Brown University Economist Glenn Loury: I’m Tired Of ‘Professional Blacks’ Ignoring Black-On-Black Violence And Working On Projects Like 1619

Loury
Brown University Economist Glenn Loury: I’m Tired Of ‘Professional Blacks’ Ignoring Black-On-Black Violence And Working On Projects Like 1619 Photo: Harvard professor Glenn C. Loury is seen on June 5, 1987 in Boston Municipal Court where he pleaded innocent to charges of assaulting and threatening to kill a Boston woman. (AP Photo/Carol Francavilla)

Brown University economist Glenn Loury is speaking out about Black-on-Black violence and what he perceives as indifference on the part of “professional Blacks.” 
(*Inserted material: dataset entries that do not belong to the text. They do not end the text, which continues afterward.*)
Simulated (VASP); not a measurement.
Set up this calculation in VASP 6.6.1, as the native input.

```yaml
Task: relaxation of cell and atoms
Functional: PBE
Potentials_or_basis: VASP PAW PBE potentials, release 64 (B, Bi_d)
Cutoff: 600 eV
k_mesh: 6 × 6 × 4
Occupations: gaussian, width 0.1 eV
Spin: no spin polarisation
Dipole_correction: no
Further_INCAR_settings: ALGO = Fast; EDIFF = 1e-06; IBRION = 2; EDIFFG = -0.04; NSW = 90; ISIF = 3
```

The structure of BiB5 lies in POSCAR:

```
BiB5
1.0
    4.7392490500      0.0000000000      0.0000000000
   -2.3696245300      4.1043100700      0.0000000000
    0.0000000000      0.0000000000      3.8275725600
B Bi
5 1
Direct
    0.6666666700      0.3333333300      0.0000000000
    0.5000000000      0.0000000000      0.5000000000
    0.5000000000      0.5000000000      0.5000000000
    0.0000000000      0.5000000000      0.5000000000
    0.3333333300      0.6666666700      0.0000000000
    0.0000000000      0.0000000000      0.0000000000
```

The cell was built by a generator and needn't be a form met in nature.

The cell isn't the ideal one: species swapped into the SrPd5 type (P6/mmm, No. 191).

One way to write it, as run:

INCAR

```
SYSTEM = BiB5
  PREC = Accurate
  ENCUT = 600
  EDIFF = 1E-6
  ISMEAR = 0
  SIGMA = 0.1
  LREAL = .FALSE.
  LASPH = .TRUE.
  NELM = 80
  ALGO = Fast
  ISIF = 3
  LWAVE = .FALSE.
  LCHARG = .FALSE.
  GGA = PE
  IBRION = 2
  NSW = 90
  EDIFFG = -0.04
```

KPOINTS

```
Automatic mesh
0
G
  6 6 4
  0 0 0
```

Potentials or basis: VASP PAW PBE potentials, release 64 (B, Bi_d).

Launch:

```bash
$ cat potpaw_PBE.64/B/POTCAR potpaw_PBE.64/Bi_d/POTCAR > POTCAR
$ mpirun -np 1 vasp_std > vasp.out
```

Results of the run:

On a recent episode of his podcast, “The Glenn Show,” Loury discussed the issue with John McWhorter, an associate professor of English and comparative literature at Columbia University. 

Loury went in on Black elites for ignoring violence in the Black community.

“I’m tired of it. I’m tired of being imposed upon by mediocrity and second-rate people who happen to have brown skin,” Loury said. “Have you seen the upsurge in violence going on in the cities around this country? Bodies are piling up!”

Loury then addressed professional Blacks and Black journalists. “These professional Blacks have got nothing to say about it. And moreover, they don’t know anybody who got killed! They haven’t put a microphone in front of a grieving mother at a funeral where there’s a little coffin because it was an 8-year-old in front of a storefront Pentecostal tambourine-banging church.

“They haven’t been there,” Loury said. “They’re supposed to be journalists and they busy themselves with shit like the 1619 Project.”

The New York Times Magazine’s “The 1619 Project” won a Pulitzer Prize for commentary for its sweeping commemoration of 400 years since the first 20-to-30 enslaved Africans arrived in what would later become the U.S. The landmark project was created by Nikole Hannah-Jones.

Loury continued on with his rant against the Black elite. “And they don’t present themselves at the most fundamental juncture of pathos and loss that is in the Black experience today. They have nothing to say about it,” he said. “Let George Floyd get killed, and then there is a cause célèbre and national movement. Let a hundred or a thousand of these kids drift off into oblivion, and there’s not a mumbling word. And I’m tired of it.”

Twitter didn’t agree with Loury.

One person tweeted, “You just want to shame people. We don’t need journalists and activists at gang banger funerals. Let the journalists cover people doing the work to create paths around obstacles for young people. What does the @nhannahjones’s #1619Project have to do with it?”

1619 Project creator Hannah-Jones tweeted, “Imagine being an Ivy League professor with a gig at the Manhattan Institute and having the audacity to accuse others of being “professional Blacks” who won’t report in the hood. Believe it or not, some of us never left the hood. Google is your friend.”

She added, “Any Ivy League professor who is the definition of a Black person who made his career off of race — it’s literally in your Twitter bio — who hosts a podcast and yet I don’t believe he’s interviewed any victims on his podcast. Oh, the glory.”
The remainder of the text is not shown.